Tuesday, January 13, 2009

On Paranoia



I don't feel that I am being watched but isn't that the point? Or is it that we know we are being watched and therefore don't get up to anything we might be embarrassed about or might be punished for? That is what the telescreens in nineteen-eighty-four were for - they were on all the time and while you knew it was possible that you might not be being watched at any particular moment you could not take the chance. Anyway, our technology is far more advanced than that - the face-recognition systems will just be let loose on the exabytes of recorded data, picking out any undesirables and flagging them up on the teleprinter for follow-up during office hours. That would have stopped the 7/11 bombings wouldn't it? While those monitoring the input are not yet at the level of Malice that Big Brother exuded, we have walked dozily this far and it would be nothing for us to somnambulate into a full-on, 24/7, moral-judgement-by-rule society. Orwell's shock troops were never depicted as incompetent and of course in our real world they would be - the "you don't do anything wrong - you've got nothing to fear" argument is not just flawed - it is fractured - only useful for those with an idea of right and wrong which matches those who decide on the criteria. Without zero defects, in a population as large as ours, thousands of people are going to be picked out wrongly. It is identity theft condoned - indeed perpetrated - by government. The fact that I am talking about it as if it has already happened makes it worse. It's as if I have accepted that it has happened or is about to happen and that it is the norm - a sort of conceptual Newspeak where they make us forget what it was like not to be watched, educated us to be familiar and comfortable with being watched so we cannot even think about what it would be like not to be watched.

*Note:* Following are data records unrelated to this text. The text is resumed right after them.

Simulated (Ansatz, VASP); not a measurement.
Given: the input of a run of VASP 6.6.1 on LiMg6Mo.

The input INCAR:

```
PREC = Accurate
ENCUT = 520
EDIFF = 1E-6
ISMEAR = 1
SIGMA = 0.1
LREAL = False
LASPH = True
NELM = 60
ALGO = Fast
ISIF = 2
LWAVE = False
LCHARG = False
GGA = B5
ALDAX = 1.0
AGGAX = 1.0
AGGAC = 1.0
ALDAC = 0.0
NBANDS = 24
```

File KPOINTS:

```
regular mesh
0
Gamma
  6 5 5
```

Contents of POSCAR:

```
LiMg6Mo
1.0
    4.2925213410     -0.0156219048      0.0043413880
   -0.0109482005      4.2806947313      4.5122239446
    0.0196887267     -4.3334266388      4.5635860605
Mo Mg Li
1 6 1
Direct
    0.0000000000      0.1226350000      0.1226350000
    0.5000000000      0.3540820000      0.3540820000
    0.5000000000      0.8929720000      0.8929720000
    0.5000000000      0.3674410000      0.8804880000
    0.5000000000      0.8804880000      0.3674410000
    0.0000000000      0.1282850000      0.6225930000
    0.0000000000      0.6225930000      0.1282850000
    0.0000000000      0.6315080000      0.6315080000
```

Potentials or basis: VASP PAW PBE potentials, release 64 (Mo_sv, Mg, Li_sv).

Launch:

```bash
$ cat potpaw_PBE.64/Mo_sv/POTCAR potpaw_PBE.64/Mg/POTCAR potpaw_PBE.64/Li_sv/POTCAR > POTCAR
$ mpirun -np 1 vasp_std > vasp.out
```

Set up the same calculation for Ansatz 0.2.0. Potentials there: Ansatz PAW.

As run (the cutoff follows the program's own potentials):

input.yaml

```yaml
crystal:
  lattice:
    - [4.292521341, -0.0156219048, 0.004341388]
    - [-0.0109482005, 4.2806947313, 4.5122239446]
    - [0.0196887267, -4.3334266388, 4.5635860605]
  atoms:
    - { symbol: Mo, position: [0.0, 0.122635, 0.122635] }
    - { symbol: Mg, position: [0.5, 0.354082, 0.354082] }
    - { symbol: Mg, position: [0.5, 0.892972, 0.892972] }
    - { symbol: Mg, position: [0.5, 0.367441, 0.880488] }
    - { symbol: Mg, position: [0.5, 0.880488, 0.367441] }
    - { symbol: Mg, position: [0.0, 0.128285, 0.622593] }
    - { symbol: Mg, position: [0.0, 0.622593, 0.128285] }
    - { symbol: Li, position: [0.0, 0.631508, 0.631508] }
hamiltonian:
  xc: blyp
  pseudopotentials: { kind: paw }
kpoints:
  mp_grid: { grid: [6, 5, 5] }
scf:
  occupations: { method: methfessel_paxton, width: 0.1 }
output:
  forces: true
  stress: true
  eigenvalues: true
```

The trouble is how do we go back? The minute the first camera went up we were lost to it. We could not destroy the cameras because that would have been against the law even then. Had some shadowy anarchist group started a campaign of vandalism against the networks early on, their growth might have been stopped before the wider plan was realised. Now we would need more anarchists than are available to even make a dent on this. How far does the surveillance society have to go before we all take a stand against it? All we have at the moment is the rumbling of unease that retreats when the news story finishes and the next prole-numbing reality show starts. You may think I am over dramatising the whole thing and maybe I am - maybe those in control do have our best interests at heart but that goes against the fuzziness that is democracy. Our own ideas can never match exactly with those we vote into power. Politics these days seems to be a case of get as many votes as you need and then just wave, say "thanks for voting us in" and then get on with whatever you want. I am back to my standard idea that most people live in a fog of misunderstanding about the world, a sea of inaccurate science and lack of concrete views. Under the wire of this random gathering of dumb animals, the herdsmen send in their cameras and control until we can be shooed in whatever direction they want - 40 days detention - baaa - lock 'em up - that'll stop 'em. Teach everyone the same thing and they will mostly jump the same way - much easier for us.

I am afraid, as usual, that my mind on this has fractured into some undecipherable fugue state - wandering all over the place. Which means it is time to stop. In fact the time seems to have actually jumped which suggests I am using "fugue" in a sense closer to the real meaning than the incorrect and overdramatic one which I intended.